Head of Frontend at Doist

Henning Muszynski, Head of Frontend at Doist, talks about the cost of slow and arduous processes that add up over time and how to bring the changes systematically.

The High Cost of Manual Processes

When the team is small, there is likely to be less human error, and some processes' automation might be a low priority. However, as you scale your business, you need to automate many processes to eliminate the mistakes, improve efficiency, and keep pace with everything.

Previously, when we wanted to release a new update to our users, it took approximately four hours and numerous manual steps to complete the process. We'd have to merge our pull request, manually create another pull request, update some static files, and deploy different parts of the front and backend.

The process was undoubtedly error-prone, or in some cases, someone may have forgotten one of the steps, which led to the people in the team not doing it regularly. Some days, we had 1 - 2 releases in a week — which was not a lot in a fast-paced environment. Instead of having one change at a time, we had 10 - 20 modifications bundled into a single release.

And if something broke in the meantime, we'd have to recheck 20 of those changes to figure out the root cause of the breakage. That was a nerve-wracking experience because when something breaks, we'd want to fix it quickly or roll back instead of spending ample time on it.

How to Put an End to Manual Workflow Management

Like most people in the industry, we adopted continuous deployment. What that means for the users is that whenever we made a change, it'd automatically get deployed to all users. There is some variance to that, where we could've gradually deployed the processes to a certain percentage of our users until we knew that it was stable. However, we went on to deploy it to all users right away.

Initially, there were some pushbacks on it. To deploy the whole process all at once, we needed to be confident that it was adequately safe. We needed to have the changes tested manually and automatically, and provide a level of confidence in everyone.

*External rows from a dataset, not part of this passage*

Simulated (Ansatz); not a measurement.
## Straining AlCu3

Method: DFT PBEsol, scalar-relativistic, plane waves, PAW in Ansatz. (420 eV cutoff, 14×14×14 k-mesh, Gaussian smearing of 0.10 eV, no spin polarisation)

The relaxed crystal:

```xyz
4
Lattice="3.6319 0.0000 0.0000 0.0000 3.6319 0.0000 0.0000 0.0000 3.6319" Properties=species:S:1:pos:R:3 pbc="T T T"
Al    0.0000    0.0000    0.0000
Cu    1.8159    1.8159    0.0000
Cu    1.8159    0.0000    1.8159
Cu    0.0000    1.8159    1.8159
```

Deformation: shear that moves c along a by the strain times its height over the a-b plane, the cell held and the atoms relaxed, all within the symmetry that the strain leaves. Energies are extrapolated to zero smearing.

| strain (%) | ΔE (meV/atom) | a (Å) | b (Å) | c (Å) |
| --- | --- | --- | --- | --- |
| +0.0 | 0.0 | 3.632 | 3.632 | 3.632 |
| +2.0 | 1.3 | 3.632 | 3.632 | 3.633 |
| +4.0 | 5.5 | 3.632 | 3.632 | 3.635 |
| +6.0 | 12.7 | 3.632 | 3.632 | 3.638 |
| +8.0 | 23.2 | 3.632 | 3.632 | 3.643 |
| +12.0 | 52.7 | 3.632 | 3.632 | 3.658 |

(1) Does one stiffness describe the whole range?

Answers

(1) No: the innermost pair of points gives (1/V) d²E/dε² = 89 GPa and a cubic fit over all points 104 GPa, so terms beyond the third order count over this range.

Therefore, we first invested more into our automated test suite (or unit tests), where we tested a small piece of code. Moving forward, we also added end-to-end tests for our core workflows to try that the users can fully work with the system. Once we had all that in place, we started working on our continuous deployment.

Whenever someone proposed a change, we first had something called "continuous integration," which was like running some static code checking. Then we also had the code review process. Another team member would look at every change and run it locally to ensure everything was working. It was automatically deployed to all of our users when it was merged.

We also communicated this with our support team. Whenever we fix a bug, we keep them in the loop that it has been released. Nonetheless, we automated a changelog, so whenever we released something or made a change, there was a message posted to everyone in the company. It would let people know about the bug fixes and the new features.

Be Confident and Fast

  • Be confident in the changes that you have to make. If you feel that something is necessary and would improve the team's efficiency, sell the idea to your team. Know the impact radius of your changes, and bring it on! Of course, you'll never be 100% confident about a change, but what you can be sure of is the ability to roll back any time.
  • Don't wait to create the right opportunity and then implement some processes. The idea is to do something fast, try and test it; if it doesn't work, roll back and start again with something new. This is most effective in a fast-paced environment.